Overview
This lecture covers key concepts and problem-solving strategies for the FE Civil exam's structural analysis section, focusing on statically determinate and indeterminate structures, deflection methods, truss analysis, column buckling, and stability.
Structural Analysis Overview
- Structural engineering is divided into analysis (finding forces, moments, deflections) and design (sizing members).
- FE Civil covers statics, mechanics of materials, and structural analysis topics.
- Problems involve beams, columns, trusses, and frames—often building from statics concepts.
Truss Analysis & Method of Sections
- Truss problems often ignore self-weight and focus on applied loads.
- Use the method of sections to solve for member forces by cutting through the truss and using equilibrium equations.
- Always assume members are in tension; a negative value indicates compression.
- Sum moments about a point where lines of action intersect to simplify calculations.
Frame and Beam Analysis
- For frames with internal pins, separate members and draw free-body diagrams to analyze reactions.
- Equal and opposite forces appear on either side of a pin.
- Use equations of equilibrium to solve for reactions and internal moments.
- For uniformly loaded simply supported beams, reactions are wL/2 at each support.
Deflections in Structures
- Deflections in beams/trusses can be found using formulas in the FE Reference Handbook.
- For cantilever beams under uniform load: δ_max = 7wL⁴ / 384EI.
- Use consistent units and convert as needed (e.g., feet to inches).
- For trusses, the principle of virtual work uses δ = Σ(F_i f_i L_i/AE).
- Zero-force members do not contribute to deflection calculations.

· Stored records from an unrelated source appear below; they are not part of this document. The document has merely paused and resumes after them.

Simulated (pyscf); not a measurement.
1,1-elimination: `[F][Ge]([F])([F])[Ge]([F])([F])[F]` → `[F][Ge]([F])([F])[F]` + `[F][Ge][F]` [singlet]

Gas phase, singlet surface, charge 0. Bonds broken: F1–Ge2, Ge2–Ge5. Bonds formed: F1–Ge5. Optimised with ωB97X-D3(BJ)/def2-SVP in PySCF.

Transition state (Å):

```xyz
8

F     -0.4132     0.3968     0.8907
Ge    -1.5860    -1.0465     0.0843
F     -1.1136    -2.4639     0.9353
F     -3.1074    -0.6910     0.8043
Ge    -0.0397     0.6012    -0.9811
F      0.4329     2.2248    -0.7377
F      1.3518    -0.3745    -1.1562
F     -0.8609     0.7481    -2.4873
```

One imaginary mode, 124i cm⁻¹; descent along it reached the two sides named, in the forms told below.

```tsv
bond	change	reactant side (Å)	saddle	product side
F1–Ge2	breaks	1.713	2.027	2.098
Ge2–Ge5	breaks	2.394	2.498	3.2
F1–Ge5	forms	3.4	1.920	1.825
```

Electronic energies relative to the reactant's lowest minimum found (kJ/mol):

Column Buckling & Euler's Formula
- Euler’s critical buckling load: P_cr = π²EI / (KL)², where K is the effective length factor.
- Identify strong/weak axes and corresponding moments of inertia (I_x or I_y).
- The axis with the lower buckling load controls failure.
Structural Determinacy and Stability
- Stable, statically determinate structures: reactions = 3 × (number of members).
- More reactions than 3m: statically indeterminate; fewer: unstable.
- Draw all reaction forces and check stability by considering possible movement.
Stability Analysis (e.g., Dams)
- Check sliding: horizontal water force must be less than base friction.
- Check overturning: resisting moments from the structure's weight must exceed overturning moments from water pressure.
Statically Indeterminate Structures
- Use superposition and compatibility (set deflections to zero at supports) to solve for unknown support reactions.
- Fixed-end moment tables and beam deflection formulas assist in analysis.
- For multi-support beams, symmetry and equilibrium help distribute reactions.
Key Terms & Definitions
- Statically Determinate — Structure solvable using only equilibrium equations.
- Statically Indeterminate — Structure with more unknowns than equilibrium equations.
- Method of Sections — Technique to solve truss member forces by "cutting" a section.
- Zero Force Member — Truss element carrying no force under given loading.
- Principle of Virtual Work — Method using virtual (unit) loads to compute deflections.
- Effective Length Factor (K) — Multiplier adjusting column length for buckling calculations.
- Radius of Gyration (r) — √(I/A), used in slenderness ratio for columns.
Action Items / Next Steps
- Review the FE Reference Handbook: locate key beam, truss, and column formulas.
- Practice drawing free-body diagrams for complex frames and trusses.
- Complete sample problems on deflections, determinacy, and column buckling.
- Prepare for next week: structural design (concrete and steel).